1) You will spend an ungodly amount of money on stamps.
Save the dates, invitations, thank you notes, oh my. Stamps get expensive, yo! Especially for your actual invitations. If you're doing traditional invites, those things are probably going to need a few stamps each. It ended up costing us about $1.50 per invitation, and we sent out about 120 total. I hope e-vites are socially acceptable by the time my kids get hitched.
2) Even if your parents are footing the bill, you will still spend money on wedding stuff. Like, a lot of money.
Austin and I were so lucky that my parents could foot the bill for our entire wedding (thanks again, Jimbo and Sherbo!!). However, we still had to buy other stuff that was wedding related. New clothes and hair/make-up for the engagement pictures, the presents you buy for each other, "thank you" presents for shower hostesses, clothes and swim suits for the honeymoon, the actual honeymoon, a new dress/outfit for every party, shower, and the rehearsal dinner, and a million other random things.
3) One (or more) of your vendors that you originally book (or something else) will probably change before your actual wedding day.
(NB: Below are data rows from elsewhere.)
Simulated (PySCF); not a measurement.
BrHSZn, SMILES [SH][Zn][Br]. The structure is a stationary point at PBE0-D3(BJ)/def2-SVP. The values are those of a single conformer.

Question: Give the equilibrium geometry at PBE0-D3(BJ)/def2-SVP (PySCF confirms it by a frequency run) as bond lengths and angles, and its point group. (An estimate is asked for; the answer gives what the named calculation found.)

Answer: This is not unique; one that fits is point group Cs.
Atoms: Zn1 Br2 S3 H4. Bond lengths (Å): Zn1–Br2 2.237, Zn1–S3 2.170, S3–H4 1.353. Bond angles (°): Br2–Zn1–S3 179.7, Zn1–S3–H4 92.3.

Everyone tells you that "something will go wrong" or that you "might have a little hiccup" before or on the big day. It's my opinion that something will most likely change over the course of your wedding planning. This may be something you choose to change, or it may be something that's beyond your control. For example, the lady that was supposed to do my hair and make up had a family emergency two days before our wedding and had to cancel. Luckily, she was very professional about it and arranged for one of her friends to replace her. It was definitely stressful, but it all turned out ok!
4) No matter how early you start planning things, you will still be scrambling at the end to get it all done.
Austin and I were engaged for almost 2 years. However, I was still working on the seating chart the morning before our wedding. As much as I tried to do things early and stay on top of everything, there is just SO much that has to get done right at the end.
5) People who RSVP as a "yes" won't come.
My wedding coordinator mentioned something about this, but I really didn't think it would happen. Sure enough, people didn't show up for one reason or another even though they said they would be there. The seating charts had already been printed, and their food and drinks had already been paid for, but oh well. You just have to realize that things come up and try not to stress out about it!
6) There is a tax for EVERYTHING, and it's expensive.
Don't budget based on the original numbers you are given. Always estimate more for that damned tax.
7) Your apartment/house will look like a wedding shop and a UPS store had a baby and then that baby blew up all over the place.
If you're lucky enough to live in a house, devote a guest room or large hall closet to house all of the "wedding stuff". If you live in a one bedroom apartment like me, just be prepared for chaos. Between all of the wedding junk (pictures, sparklers, invitations, gifts for the wedding party,
the guest book, programs, the seating chart, random doo dads) and the gifts people send, you'll be out of room quick!
8) It's kind of awkward to be the center of attention at your shower(s).
Your wedding shower is really fun, but it's pretty awkward to be in the hot seat while everyone is watching you open presents. I felt kind of like some weird museum exhibit that could only be viewed by women in uncomfortable shoes, sipping mimosas and filling out their bridal bingo cards.
9) You will have to go to the stores where you registered a LOT to return stuff and fix the registry.
I'm not sure why, but we got a lot of repeat gifts, and our online registry was never a true reflection of what we actually had and still needed. (I hear that's pretty common.) I'm definitely not complaining about people buying us stuff (thanks again, everyone!), but I may or may not be on a first name basis with a few of the cashiers at Pottery Barn. I tried to return things as we went along so our registries would stay as accurate as possible, but nothing was ever perfect, and that's ok!
10) Once your wedding day actually arrives, it's best to just let everything go and enjoy your day!
Okay, I'm sure you've heard this before, but it's really true. I was SO stressed and anxious for a good two weeks before our wedding. I wasn't nervous about the whole "being tied to one man for the rest of my life" thing; Austin is my main squeeze, and I couldn't wait to be his wife. Instead, I would find myself constantly checking things off in my head or wondering if I should email the groomsmen a schedule and packing list reminder just one more time. Once our ceremony started, though, I just pulled an Elsa and let it go. It was out of my hands, and guess what? Everything went just fine! It went incredibly, actually. Austin and I had a blast, and I think our guests enjoyed themselves too. It was the perfect day, and I'm not just saying that.